~ awake in this moment, at home in the world ~

Roar Like a Lion

August 24, 2011
For most of my yoga life I've shied away from lion pose, or simhasana. Perhaps it has seemed a tad embarrassing, a little lost-in-the-seventies when adults were counseled to channel anger by punching and screaming at pillows. Or maybe the photos of those slightly frightening, scantily clad yogis practicing with their eyes wide open and their jaws ajar seemed too close to every skeptic's fear of what yoga might be like after all.

Simhasana is a simple pose in which you sit quietly on the floor, drop your jaw, thrust out your tongue, peel open your eyes as if in the throes of delirium, and then let loose with a sound that ranges from a sigh of deep exasperation to a floor-rattling roar. Yoga masters tell us that this pose releases tension in the mouth and throat, gives voice to withheld emotions, and leaves the eyes and the heart shiny and bright.

Kids, of course, love lion pose, since it is loud, ferocious and impressively expressive. They enjoy the opportunity to alternate between the quiet prelude of stalking and the shocking surprise of the roar. Through it they learn to channel their unstoppable energy in safe, albeit noisy, forms. And they are invited to practice managing and regulating their emotions constructively, rather than being ruled by them.

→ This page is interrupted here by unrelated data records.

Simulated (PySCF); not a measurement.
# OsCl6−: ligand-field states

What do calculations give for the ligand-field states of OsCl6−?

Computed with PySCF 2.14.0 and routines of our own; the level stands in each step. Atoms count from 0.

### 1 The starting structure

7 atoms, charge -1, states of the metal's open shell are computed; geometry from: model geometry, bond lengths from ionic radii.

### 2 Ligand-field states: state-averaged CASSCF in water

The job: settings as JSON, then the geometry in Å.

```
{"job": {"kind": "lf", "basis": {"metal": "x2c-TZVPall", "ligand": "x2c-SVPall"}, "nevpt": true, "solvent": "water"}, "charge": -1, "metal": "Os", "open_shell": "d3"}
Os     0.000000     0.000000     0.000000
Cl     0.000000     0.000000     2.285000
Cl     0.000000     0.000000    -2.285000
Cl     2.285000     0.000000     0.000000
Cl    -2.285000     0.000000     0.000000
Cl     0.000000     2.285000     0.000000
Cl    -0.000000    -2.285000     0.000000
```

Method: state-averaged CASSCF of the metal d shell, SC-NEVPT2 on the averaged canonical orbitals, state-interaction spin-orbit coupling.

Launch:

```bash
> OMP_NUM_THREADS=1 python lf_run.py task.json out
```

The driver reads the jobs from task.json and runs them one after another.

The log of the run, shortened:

So perhaps I can thank my two young boys for helping me befriend my inner lioness. Like every child I've ever known, they never turn down an opportunity to practice simhasana, and will happily turn the pose into an afternoon's adventure of hunting and prowling across the African savannah.

My kids have also given me plenty of strong emotions to practice channeling through simhasana. Any mother of young children surely has a few stifled screams stuck inside somewhere, and these strong emotions do no good when left in hiding until a vulnerable moment sets them free. Sometimes it just feels good to let loose with a howl or a sigh that releases pent up energy without necessarily pinning it upon a specific person or circumstance.

Are you ready to roar? I must admit, in class I teach this pose to adults gingerly, with a tinge of shyness. Always, I instruct my students to close their eyes. If you're like me, you may want to close your bedroom door when you take your lion for a test drive. Or better yet, recruit your favorite five-year-old to show you how it's really done. All you need are a few basic instructions, which you should feel free to refine to suit your body, emotions and needs of the moment.

Sit on the ground in any comfortable position. Breathe quietly for a few moments, keeping your body soft and your awareness drawn inward.

When you're ready to vocalize, inhale through your nose, and then as you exhale drop your jaw, stick out your tongue as far as possible, and open your eyes wide. Accompany this action with a sound that suits the energy of the moment, ranging from a quiet "hahhh" to a window-shattering roar.

You may want to intensify the release by "pouncing," or shifting your weight forward and spreading the "claws" of your hands in front of you as you roar. And then when the exhalation is complete, retreat back to a quiet, internal posture, closing your mouth and eyes, relaxing your body and breathing easily through the nose. Observe the feeling and flow of energy within you as you rest quietly and breathe freely. Enjoy the calm that follows the energy's storm. If you feel the urge, repeat lion pose a few more times.

Over time, you'll refine the pose until you can practice it internally, letting out a secret, silent roar on the spot, whenever you need to release a little tension and regain a sense of balance. Try out your silent roar it in the line at the grocery store, when you're stuck at a red light, or perhaps when you're on the kitchen floor cleaning up your third spilled milk of the morning.

With kids, this pose can be varied in interesting ways by altering the intensity of the sound (silent roar, whispering roar, fierce roar, happy roar, sad roar, lost-in-the-woods roar, I-like-you roar). It's a wonderful way to help wiggly children release their energy with creativity and good humor. And as long as a few quiet breaths of stillness are included afterward (when the lion curls up and goes to sleep!), simhasana can help transition kids into a gentler activity. The exploration can be deepened by asking kids to reflect on their feelings before, during and after they roar.

Come on, don't be shy. Give it a try. Each of us has a strong and beautiful lion inside, just waiting to be set free.